To solve this problem, we need to determine the change in internal energy (ΔU) of the system during the compression of a spring. The key principle here is the First Law of Thermodynamics, which states:

$\Delta U=q+w$

where:

• ΔU is the change in internal energy,
• q is the heat exchanged with the surroundings,
• w is the work done on or by the system.

Now, let's analyze the given data:

• Work done on the system (compression) is 10 kJ. Since work is done on the system, it is positive: $w=+10\mathrm{kJ}$.
• Heat escaped to the surroundings is 2 kJ. Since heat is lost by the system, it is negative: $q=-2\mathrm{kJ}$.

Substitute these values into the First Law equation:

$\Delta U=q+w=(-2)+(+10)=8\mathrm{kJ}$

Therefore, the change in internal energy is +8 kJ.

Final Answer: 8

Related Topics and Formulae

First Law of Thermodynamics: This law is a statement of conservation of energy. It asserts that the change in internal energy of a system is equal to the heat added to the system minus the work done by the system on its surroundings (or plus the work done on the system). The standard form is $\Delta U=q+w$, where the sign conventions are crucial:

• q (heat): Positive when heat is absorbed by the system. Negative when heat is released by the system.
• w (work): Positive when work is done on the system (e.g., compression). Negative when work is done by the system (e.g., expansion).

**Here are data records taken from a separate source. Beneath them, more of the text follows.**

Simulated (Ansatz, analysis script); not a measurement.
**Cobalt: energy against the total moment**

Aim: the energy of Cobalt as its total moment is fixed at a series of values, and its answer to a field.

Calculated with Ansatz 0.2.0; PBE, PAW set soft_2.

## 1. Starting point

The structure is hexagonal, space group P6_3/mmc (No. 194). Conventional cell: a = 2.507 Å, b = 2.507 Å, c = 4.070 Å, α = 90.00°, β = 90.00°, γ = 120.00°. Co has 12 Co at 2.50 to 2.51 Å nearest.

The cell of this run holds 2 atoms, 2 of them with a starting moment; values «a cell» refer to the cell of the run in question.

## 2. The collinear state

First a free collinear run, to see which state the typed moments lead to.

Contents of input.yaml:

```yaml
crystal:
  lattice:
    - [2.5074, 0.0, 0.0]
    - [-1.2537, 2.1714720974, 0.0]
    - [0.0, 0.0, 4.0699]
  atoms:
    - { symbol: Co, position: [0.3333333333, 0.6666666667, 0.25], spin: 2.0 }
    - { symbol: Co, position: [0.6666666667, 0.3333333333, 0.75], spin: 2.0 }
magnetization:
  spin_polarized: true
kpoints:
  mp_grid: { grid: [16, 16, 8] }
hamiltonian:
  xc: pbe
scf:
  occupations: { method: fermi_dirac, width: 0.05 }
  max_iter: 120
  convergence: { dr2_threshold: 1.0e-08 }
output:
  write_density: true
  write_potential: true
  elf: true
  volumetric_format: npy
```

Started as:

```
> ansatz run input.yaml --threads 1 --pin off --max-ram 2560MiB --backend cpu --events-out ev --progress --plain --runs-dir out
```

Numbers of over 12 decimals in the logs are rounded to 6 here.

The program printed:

Internal Energy (U): It is the total energy contained within a system, encompassing both kinetic and potential energy at the molecular level. For ideal gases and many processes, changes in internal energy (ΔU) are often related to changes in temperature.

Work in Thermodynamics: In the context of gases, work is often calculated as $w=-P_{\text{ext}}\Delta V$. For processes like spring compression, work is given directly, as in this problem.